A 2015 TIME magazine cover titled “Black Lives Matter,” written in bold white print was the inspiration behind Larry Winston Collin’s, “They That Matter” exhibit now showcased at the Hiestand Galleries, 401 S. Maple Ave, Oxford.
The bottom of the cover has two photos; One depicts an African-American man running, and the other a white police officer firing shots at the man.
The article concerns the shooting of African-American men and women by police in the United States. Collins, an associate professor of art at Miami University, said he was affected by the stories he read, and believed that the stories of these men and women need to be recognized.
In the 1990’s, Collins created a similar exhibition, “All For The Cause,” that included 33 portraits of individuals who died during the Civil Rights Movement. Collins saw a similarity between victims, and wanted to honor each person’s life to show the humanity and the importance of why the victims mattered.

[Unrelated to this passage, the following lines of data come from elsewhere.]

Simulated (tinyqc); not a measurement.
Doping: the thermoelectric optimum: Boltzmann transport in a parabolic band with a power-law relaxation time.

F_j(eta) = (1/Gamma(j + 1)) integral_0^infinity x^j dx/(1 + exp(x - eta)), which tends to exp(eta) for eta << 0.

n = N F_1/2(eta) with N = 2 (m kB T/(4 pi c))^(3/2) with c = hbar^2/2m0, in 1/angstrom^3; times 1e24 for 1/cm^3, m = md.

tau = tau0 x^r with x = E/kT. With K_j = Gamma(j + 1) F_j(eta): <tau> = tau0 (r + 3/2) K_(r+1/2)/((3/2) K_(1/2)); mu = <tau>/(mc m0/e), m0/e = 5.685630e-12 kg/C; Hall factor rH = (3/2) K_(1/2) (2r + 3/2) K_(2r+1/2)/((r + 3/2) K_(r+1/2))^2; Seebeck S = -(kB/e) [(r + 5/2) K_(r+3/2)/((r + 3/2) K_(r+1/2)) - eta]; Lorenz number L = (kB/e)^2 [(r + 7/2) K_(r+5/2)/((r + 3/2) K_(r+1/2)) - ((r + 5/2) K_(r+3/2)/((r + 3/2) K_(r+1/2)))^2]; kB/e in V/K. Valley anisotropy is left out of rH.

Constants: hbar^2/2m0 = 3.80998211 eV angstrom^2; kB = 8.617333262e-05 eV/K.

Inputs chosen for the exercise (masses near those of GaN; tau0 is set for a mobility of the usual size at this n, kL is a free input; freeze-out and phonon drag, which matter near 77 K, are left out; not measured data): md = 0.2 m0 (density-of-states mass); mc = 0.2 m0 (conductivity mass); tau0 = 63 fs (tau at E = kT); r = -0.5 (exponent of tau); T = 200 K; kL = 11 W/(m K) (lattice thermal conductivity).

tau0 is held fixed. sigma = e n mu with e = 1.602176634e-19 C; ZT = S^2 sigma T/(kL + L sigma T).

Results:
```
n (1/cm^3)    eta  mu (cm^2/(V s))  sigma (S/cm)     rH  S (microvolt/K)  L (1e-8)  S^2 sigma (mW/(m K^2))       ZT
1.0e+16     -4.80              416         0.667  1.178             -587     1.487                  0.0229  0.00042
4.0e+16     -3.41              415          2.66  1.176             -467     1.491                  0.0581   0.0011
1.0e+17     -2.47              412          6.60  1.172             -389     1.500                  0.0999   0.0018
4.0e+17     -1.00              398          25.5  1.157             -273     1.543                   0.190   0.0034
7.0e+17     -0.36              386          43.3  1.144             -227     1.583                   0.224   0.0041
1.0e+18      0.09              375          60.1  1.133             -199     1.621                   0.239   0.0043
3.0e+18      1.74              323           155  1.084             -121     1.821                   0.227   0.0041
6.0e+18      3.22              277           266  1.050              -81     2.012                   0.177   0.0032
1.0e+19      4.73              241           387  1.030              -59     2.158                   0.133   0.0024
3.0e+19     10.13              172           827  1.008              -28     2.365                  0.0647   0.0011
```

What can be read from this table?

“They That Matter” brings light to racism and injustice, said Ann Taulbee, director of the Hiestand Galleries.
“When you’re in the gallery seeing the work, it really does open up a wide range of emotions for any viewer, no matter where they come from in regards to what the work does,” she said.
In “They That Matter,” Collins said he wanted to portray each piece of art as a shrine surrounding the close up shot of the victim’s face. A shrine is a holy or sacred place, where Collins used different materials such as frame pieces, bottle caps and metal shapes. Ultimately, Collins wanted the portrait to be the main focus.
“In order to honor them, I thought about silver and gold and giving them some type of framework that’s going to focus on who they are,” Collins said. “The frames are very symmetrical, so the portrait becomes the focal point. The frame just enhances who they are.”
The exhibit has 21 portraits on the walls of the gallery. Some honor Pamela Turner, killed in Texas earlier this year, and Sam Dubose, killed in Cincinnati in 2015.
The most recent portrait Collins created was of 17-year-old Trayvon Martin, who was fatally shot in Florida in 2012.
In addition to the bright silver and gold colors, Collins added cut up pieces of Skittles wrappers, which was one of the items Martin was carrying before he was killed.
Collins said he believes this exhibition is not only important to students at the university, but also to anyone in the community.
“I think it’s a good avenue for everybody to see that this is available here in our department,” Collins said. “This is an important exhibition to see.”
The “They That Matter” gallery is now open and free for the public, 9 a.m. - midnight., Monday through Friday, starting on October 28. The exhibit runs through Nov. 21.